Why is iterative k-way merge O(nk^2)?

k-way merge is the algorithm that takes as input k sorted arrays, each of size n. It outputs a single sorted array of all the elements.

It does so by using the "merge" routine central to the merge sort algorithm to merge array 1 to array 2, and then array 3 to this merged array, and so on until all k arrays have merged.

I had thought that this algorithm is O(kn) because the algorithm traverses each of the k arrays (each of length n) once. Why is it O(nk^2)?

Solution 1:

Because it doesn't traverse each of the k arrays once. The first array is traversed k-1 times, the first as merge(array-1,array-2), the second as merge(merge(array-1, array-2), array-3) ... and so on.

The result is k-1 merges with an average size of n*(k+1)/2 giving a complexity of O(n*(k^2-1)/2) which is O(nk^2).

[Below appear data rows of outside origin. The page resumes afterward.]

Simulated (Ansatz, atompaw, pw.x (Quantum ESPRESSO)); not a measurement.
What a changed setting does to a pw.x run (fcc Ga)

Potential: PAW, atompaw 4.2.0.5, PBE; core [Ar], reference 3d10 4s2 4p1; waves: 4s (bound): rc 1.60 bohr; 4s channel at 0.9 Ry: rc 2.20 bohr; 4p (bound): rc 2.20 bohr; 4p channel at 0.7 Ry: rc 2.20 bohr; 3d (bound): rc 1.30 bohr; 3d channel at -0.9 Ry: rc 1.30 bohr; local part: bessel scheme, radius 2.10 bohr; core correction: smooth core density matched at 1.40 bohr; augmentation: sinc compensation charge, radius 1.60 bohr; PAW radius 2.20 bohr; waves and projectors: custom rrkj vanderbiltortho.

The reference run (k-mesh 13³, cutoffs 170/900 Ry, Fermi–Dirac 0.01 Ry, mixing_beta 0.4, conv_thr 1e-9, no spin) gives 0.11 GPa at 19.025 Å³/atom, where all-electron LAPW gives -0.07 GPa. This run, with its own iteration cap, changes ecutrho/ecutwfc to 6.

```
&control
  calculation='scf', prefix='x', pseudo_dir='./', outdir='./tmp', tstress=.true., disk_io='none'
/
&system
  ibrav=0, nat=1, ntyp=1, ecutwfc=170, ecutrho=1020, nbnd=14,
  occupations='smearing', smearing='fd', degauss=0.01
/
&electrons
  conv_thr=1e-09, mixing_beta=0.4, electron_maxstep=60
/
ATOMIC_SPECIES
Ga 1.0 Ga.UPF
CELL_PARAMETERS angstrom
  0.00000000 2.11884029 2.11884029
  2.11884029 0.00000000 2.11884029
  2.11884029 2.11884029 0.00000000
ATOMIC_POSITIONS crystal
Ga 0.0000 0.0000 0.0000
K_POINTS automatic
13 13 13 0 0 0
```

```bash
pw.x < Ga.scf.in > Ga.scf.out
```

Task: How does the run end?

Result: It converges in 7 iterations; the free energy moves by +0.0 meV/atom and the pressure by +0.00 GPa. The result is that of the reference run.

The mistake you made was forgetting that the merges are done serially rather than in parallel, so the arrays are not all size n.

Solution 2:

Actually in the worst case scenario,there will be n comparisons for the first array, 2n for the second, 3n for the third and soon till (k - 1)n.
So now the complexity becomes simply

n + 2n + 3n + 4n + ... + (k - 1)n
= n(1 + 2 + 3 + 4 + ... + (k - 1))
= n((k - 1)*k) / 2
= n(k^2 - k) / 2
= O(nk ^ 2)

:-)

Solution 3:

How about this:

Step 1: Merge arrays (1 and 2), arrays (3 and 4), and so on. (k/2 array merges of 2n, total work kn).

Step 2: Merge array (1,2 and 3,4), arrays (5,6 and 7,8), and so on (k/4 merges of 4n, total work kn).

Step 3: Repeat...

There will be log(k) such "Steps", each with kn work. Hence total work done = O(k.n.log(k)).

Even otherwise, if we were to just sort all the elements of the array we could still merge everything in O(k.n.log(k.n)) time.